LAKEPORT, Calif. – The Board of Supervisors on Tuesday held an initial discussion about joining the effort to form the state of Jefferson.
The board took no action but appeared open to a request from a Jefferson formation committee to provide more information about the movement for further discussion.
Board Chair Denise Rushing said she and Supervisor Rob Brown both received information about Jefferson from constituents and decided to bring it forward for a discussion.
In introducing the matter, Supervisor Rob Brown noted, “This has drawn a lot of interest for many years, and curiosity.”
Brown voiced his ongoing frustration with the county's state legislators. “Personally, I think the representation we've got in Sacramento is nothing short of pathetic.”
He said that in five years of lobbying for requiring sex offenders to register with an address – rather than allowing them to simply put down “transient” – he's been unable to get state legislators to respond. Brown added, however, that legislative aides will return calls and attend meetings.
Lake County hasn't had good representation in the State Legislature since Mike Thompson was in the State Senate, Brown suggested. Thompson left the State Legislature for Congress in 1999.
For Brown, the final straw came last month in the form of a letter from Upper Lake businesswoman Marilyn Pivniska, owner of Pivniska Trucking.
After 40 years in business, Pivniska said this year she will shut down the business she and her late husband, Butch, built as she cannot afford to repower, retrofit or replace equipment according to the requirements of the California Air Resources Board.
“I miss the old days when our good work and productivity really mattered,” she wrote.
Brown said Lake County is part of the Rural County Representatives of California, which lobbies on behalf of 33 of California's 58 counties. Those 33 rural counties, said Brown, only have 6 percent of the state's voting population.
“We are always last at the trough when it comes to what we really need,” he said, suggesting creating a new state might be needed to address the problem.
Rushing said she believed the county's state legislators had been responsive, but she felt the conversation was important.
“The rural issues are lost in the cacophony of what goes on in Sacramento,” she said, adding, “It’s a systemic problem that needs a constitutional solution.”
And that solution can't happen unless the counties do something dramatic, said Rushing, who wasn't sure that Jefferson is the answer. She also pointed to concerns for the county's small businesses that wouldn't be issues if rural areas really had a voice.
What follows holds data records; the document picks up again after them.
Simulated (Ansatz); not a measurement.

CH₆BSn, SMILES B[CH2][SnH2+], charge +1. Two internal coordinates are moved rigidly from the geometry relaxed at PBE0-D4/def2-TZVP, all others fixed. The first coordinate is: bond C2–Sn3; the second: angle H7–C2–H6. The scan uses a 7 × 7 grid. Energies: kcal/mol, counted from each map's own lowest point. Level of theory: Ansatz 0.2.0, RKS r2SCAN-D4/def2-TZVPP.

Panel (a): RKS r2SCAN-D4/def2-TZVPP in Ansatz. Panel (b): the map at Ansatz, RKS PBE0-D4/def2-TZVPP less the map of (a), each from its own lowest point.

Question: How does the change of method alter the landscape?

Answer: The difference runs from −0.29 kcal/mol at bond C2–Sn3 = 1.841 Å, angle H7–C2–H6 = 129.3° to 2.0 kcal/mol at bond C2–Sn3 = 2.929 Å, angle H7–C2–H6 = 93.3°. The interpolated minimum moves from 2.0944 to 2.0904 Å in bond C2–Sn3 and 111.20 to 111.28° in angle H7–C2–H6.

Supervisor Jim Comstock said the state is near and dear to him, “and what’s happening to it is appalling.”
He added, “Our voice is not heard in Sacramento,” citing issues such as water.
Supervisor Jeff Smith supported looking into the Jefferson proposal. “I'm definitely open-minded to see what we can come up with.”
AB 109, the bill that put in place correctional realignment – which has shifted more responsibility for housing prisoners to local jails – is the most recent glaring example that the state doesn't care, said Brown.
“There’s some value to looking at this,” Brown said of the Jefferson proposal.
“It isn’t going to work the way it’s written and there’s a lot of unanswered questions,” Rushing said.
Kelseyville resident Truman Bernal of the Lake County Jefferson Declaration Committee said California is ungovernable.
He said he believes Lake County would benefit from being included in Jefferson, adding that the committee wanted to send representatives to the board to answer questions and to help conduct town halls, and to present a declaration and petition to allow Lake County to withdraw from California and join Jefferson.
Lakeport businessman Randy Sutton pointed to the struggles of rural counties and a poor overall business climate that's causing businesses to leave the state.
“If we have a separation from these utterly ridiculous regulations, I think we’d have some hope,” Sutton said.
Leah Odom of Lakeport also asked the board to consider joining the Jefferson movement, citing her own issues with the state and unworkable regulations on her farm.
Rushing told Jefferson proponents that they needed to focus on freedom and representation. “Really, representation is the key,” she said.